Article

Catholic Student Center

May 1961
Article
Catholic Student Center
May 1961

CONSTRUCTION will begin this month on a new Roman Catholic Student Center at Dartmouth College. The three-unit center, to cost about $460,000, will include a chapel seating 250, a chaplain's residence and social center, and a connecting building housing a 133-seat lecture hall and library, where study facilities will be available.

The Center will be built on Webster Avenue at the west end of Fraternity Row on a 2½ -acre site. The site was acquired from the College in exchange for the present Aquinas House property on Choate Road, a remodeled residence which is no longer adequate for the student activities conducted there.

A campaign to raise $550,000 for construction and other costs of the new Aquinas House has been in progress since January and has reached two-thirds of its goal. The Rev. Father William Nolan, Aquinas House chaplain, explains that although Dartmouth officials and the Hanover parish have cooperated in its student program, the center will continue to be completely independent of both financially. It is under the supervision of the Bishop of Manchester, but its support comes entirely from individual parents, alumni and friends.

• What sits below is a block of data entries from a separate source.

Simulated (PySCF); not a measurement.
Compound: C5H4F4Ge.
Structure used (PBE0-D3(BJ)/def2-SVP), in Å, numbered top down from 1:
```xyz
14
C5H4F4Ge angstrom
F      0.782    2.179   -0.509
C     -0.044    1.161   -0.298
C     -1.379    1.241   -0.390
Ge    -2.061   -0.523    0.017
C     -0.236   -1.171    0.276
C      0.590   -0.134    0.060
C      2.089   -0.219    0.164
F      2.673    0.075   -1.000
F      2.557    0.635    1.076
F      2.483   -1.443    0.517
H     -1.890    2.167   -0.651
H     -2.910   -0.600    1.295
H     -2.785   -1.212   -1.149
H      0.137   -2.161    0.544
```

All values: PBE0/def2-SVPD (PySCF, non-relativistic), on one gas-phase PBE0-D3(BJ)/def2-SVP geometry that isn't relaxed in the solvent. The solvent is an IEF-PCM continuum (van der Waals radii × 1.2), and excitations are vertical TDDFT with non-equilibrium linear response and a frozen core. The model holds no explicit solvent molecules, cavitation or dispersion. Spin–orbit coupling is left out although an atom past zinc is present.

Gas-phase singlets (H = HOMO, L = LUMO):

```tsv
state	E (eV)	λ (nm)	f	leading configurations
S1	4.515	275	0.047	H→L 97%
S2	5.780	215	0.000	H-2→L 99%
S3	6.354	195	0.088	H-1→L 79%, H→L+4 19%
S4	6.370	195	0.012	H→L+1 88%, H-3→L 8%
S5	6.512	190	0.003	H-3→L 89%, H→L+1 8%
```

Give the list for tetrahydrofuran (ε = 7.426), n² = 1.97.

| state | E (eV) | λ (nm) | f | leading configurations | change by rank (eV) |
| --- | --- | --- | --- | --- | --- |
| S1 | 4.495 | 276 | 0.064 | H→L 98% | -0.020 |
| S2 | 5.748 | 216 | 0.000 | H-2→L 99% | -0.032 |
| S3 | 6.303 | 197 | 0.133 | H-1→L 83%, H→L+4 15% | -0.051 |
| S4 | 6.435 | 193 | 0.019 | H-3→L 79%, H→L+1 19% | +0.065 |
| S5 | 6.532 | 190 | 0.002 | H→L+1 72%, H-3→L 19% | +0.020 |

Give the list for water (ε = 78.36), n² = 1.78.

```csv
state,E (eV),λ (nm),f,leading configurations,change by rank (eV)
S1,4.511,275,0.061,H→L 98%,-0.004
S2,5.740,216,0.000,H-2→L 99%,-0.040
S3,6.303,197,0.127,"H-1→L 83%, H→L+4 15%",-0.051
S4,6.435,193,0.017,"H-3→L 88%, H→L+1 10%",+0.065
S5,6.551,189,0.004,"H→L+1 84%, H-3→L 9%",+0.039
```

Richard Cardinal Cushing spoke to several hundred students and some alumni at a communion breakfast in Hanover on April 9. He described Dartmouth's Catholic student center as the first of its kind in New England and said it would have "a tremendous effect for good."

The first Aquinas House was established in 1953 to provide religious and social facilities for some 400 Catholic students at Dartmouth. Father Nolan has announced that the lecture hall and social facilities of the new center will be available for use by other religious and campus organizations.